Docker image deployment fails for compliance module in CI/CD

We’re experiencing persistent failures when deploying our Arena QMS compliance module through our Jenkins CI/CD pipeline. The Docker image push to our private registry consistently times out during the final stage.

Our Jenkins pipeline uses credential binding for registry authentication, but the push operation fails after approximately 5 minutes. We’ve verified the credentials work manually using docker login. The timeout occurs specifically during the compliance module image push (2.3GB size).


docker push registry.company.com/arena-compliance:latest
The push refers to repository [registry.company.com/arena-compliance]
timeout: network connection lost after 300s

This blocks our automated compliance deployments completely. We need to validate registry endpoint connectivity and implement proper timeout configurations. Has anyone configured retry logic with exponential backoff for large Arena QMS images in Jenkins?

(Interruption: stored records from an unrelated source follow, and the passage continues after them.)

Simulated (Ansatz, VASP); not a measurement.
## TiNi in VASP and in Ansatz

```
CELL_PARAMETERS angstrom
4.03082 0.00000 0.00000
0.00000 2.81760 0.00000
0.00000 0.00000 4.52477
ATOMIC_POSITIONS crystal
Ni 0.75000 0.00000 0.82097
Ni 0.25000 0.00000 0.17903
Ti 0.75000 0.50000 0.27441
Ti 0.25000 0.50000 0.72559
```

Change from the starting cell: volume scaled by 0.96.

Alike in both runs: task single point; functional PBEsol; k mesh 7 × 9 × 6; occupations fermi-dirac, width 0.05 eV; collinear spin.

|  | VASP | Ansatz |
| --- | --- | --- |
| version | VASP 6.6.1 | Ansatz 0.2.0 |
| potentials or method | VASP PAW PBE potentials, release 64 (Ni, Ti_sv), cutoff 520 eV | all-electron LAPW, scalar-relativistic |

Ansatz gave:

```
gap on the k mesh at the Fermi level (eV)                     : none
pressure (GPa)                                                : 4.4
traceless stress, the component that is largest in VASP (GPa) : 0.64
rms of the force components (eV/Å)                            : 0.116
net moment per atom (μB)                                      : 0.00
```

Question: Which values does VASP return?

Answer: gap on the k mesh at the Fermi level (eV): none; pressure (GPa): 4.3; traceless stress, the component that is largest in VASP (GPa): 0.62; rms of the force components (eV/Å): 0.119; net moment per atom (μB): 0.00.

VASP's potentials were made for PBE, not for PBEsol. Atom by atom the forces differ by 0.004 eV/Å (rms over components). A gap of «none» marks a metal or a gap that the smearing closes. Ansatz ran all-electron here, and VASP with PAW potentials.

For credential binding issues in Jenkins, make sure you’re using the correct credential type. We switched from Username/Password to Docker Registry credential type in Jenkins and that resolved authentication timeouts. Also verify your registry endpoint is reachable from the Jenkins agent - run a curl test to the registry API endpoint before attempting the push. Network ACLs or firewall rules between Jenkins and your private registry could be causing intermittent connectivity issues that manifest as timeouts.

I recommend implementing a comprehensive retry strategy with exponential backoff in your Jenkinsfile. Configure network timeout settings to match your actual network conditions, and add proper validation steps.

For Docker registry credential binding in Jenkins, use the withDockerRegistry step with proper credential ID:

withDockerRegistry([credentialsId: 'registry-creds', url: 'https://registry.company.com']) {
  sh 'docker push registry.company.com/arena-compliance:latest'
}

For network timeout configuration, add these Docker daemon options in your Jenkins agent configuration or pipeline:

environment {
  DOCKER_CLIENT_TIMEOUT = '600'
  COMPOSE_HTTP_TIMEOUT = '600'
}

Implement retry logic with exponential backoff using Jenkins retry step:

retry(3) {
  timeout(time: 15, unit: 'MINUTES') {
    script {
      def backoffSeconds = 30
      try {
        sh 'docker push registry.company.com/arena-compliance:latest'
      } catch (Exception e) {
        sleep(backoffSeconds)
        backoffSeconds *= 2
        throw e
      }
    }
  }
}

For registry endpoint connectivity validation, add a pre-flight check:

curl -f --max-time 10 https://registry.company.com/v2/ || exit 1
docker pull registry.company.com/hello-world:latest

Key configuration points:

  1. Credential Binding: Use withDockerRegistry instead of manual docker login to ensure proper credential lifecycle management

  2. Timeout Configuration: Set both DOCKER_CLIENT_TIMEOUT and COMPOSE_HTTP_TIMEOUT to at least 600 seconds (10 minutes) for large images. Adjust based on your network speed - calculate expected time as (image_size_GB * 8) / (network_speed_Mbps) * 1.5 for safety margin

  3. Retry Strategy: Implement 3 retry attempts with exponential backoff starting at 30 seconds. This handles transient network issues without overwhelming the registry

  4. Endpoint Validation: Always validate registry connectivity before attempting push operations. Test with both HTTP API endpoint and a small image pull

Additional recommendations: Enable Docker BuildKit for better layer caching, use --compress flag for network-constrained environments, and monitor Jenkins agent disk I/O during push operations. If issues persist, check your registry logs for rate limiting or resource constraints on the registry side.

For Arena QMS deployments specifically, we’ve found that splitting the compliance module into smaller microservices helps with image sizes. But if that’s not feasible, implement proper health checks in your pipeline. Add a pre-push validation step that tests registry connectivity with a small test image first. This quickly identifies if the issue is authentication versus network capacity. We use a 100MB test image push as a canary before attempting the full compliance module push.